Bug 107769

Summary: spell checking should normalize data first
Product: LibreOffice Reporter: martin_hosken
Component: LinguisticAssignee: Not Assigned <libreoffice-bugs>
Status: NEW ---    
Severity: enhancement    
Priority: medium    
Version: 5.4.0.0.alpha1+   
Hardware: All   
OS: All   
Whiteboard:
Crash report or crash signature: Regression By:
Bug Depends on:    
Bug Blocks: 96000    

Description martin_hosken 2017-05-11 11:05:45 UTC
Words to be spell checked should be converted to NFKC first so that spell checking dictionaries don't need to hold all forms (NFD, NFC, mixed) of a word.

I'm going to sketch my thoughts on how to do it here in case I can't get back to the bug for a while. Anyone want to take it further?
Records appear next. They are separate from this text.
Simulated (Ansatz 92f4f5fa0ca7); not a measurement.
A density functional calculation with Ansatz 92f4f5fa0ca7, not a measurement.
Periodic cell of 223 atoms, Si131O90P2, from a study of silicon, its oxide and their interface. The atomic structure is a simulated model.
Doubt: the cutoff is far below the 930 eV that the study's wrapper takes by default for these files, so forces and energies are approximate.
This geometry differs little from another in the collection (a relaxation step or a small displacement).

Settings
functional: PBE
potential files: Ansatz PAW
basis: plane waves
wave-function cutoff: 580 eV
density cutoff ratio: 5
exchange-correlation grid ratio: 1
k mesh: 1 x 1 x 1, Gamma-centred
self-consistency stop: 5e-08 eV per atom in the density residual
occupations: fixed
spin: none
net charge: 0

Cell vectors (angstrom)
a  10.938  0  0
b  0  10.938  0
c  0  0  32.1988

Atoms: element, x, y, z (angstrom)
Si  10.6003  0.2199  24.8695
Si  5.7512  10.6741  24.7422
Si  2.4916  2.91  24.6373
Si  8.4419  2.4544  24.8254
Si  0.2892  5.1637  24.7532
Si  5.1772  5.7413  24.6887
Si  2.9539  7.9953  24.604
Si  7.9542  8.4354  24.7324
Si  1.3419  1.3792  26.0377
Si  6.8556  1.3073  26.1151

In SpellChecker::GetSpellFailure in lingucomponent/source/spell/sspellimpl.cxx, rather than doing a poor man's hand created NFK into nWord, start with an nWord created something like:

icu::UnicodeString rIn(reinterpret_case<const UChar *>(rWord.getStr()), rWord.getLength());
icu::UnicodeString normal;
UErrorCode rCode;
icu::Normalizer(rIn, UNORM_NFKC, normal, rCode);
OUString nWord(U_SUCCESS(rCode) ? OUString(reinterpret_case<Sal_Unicode *>(normal.getBuffer()), normal.length()) : OUString());

then use nWord instead of rWord for the rest of the function.

Need to find a test for this.
Comment 1 Buovjaga 2017-05-12 17:49:58 UTC
Ok -> NEW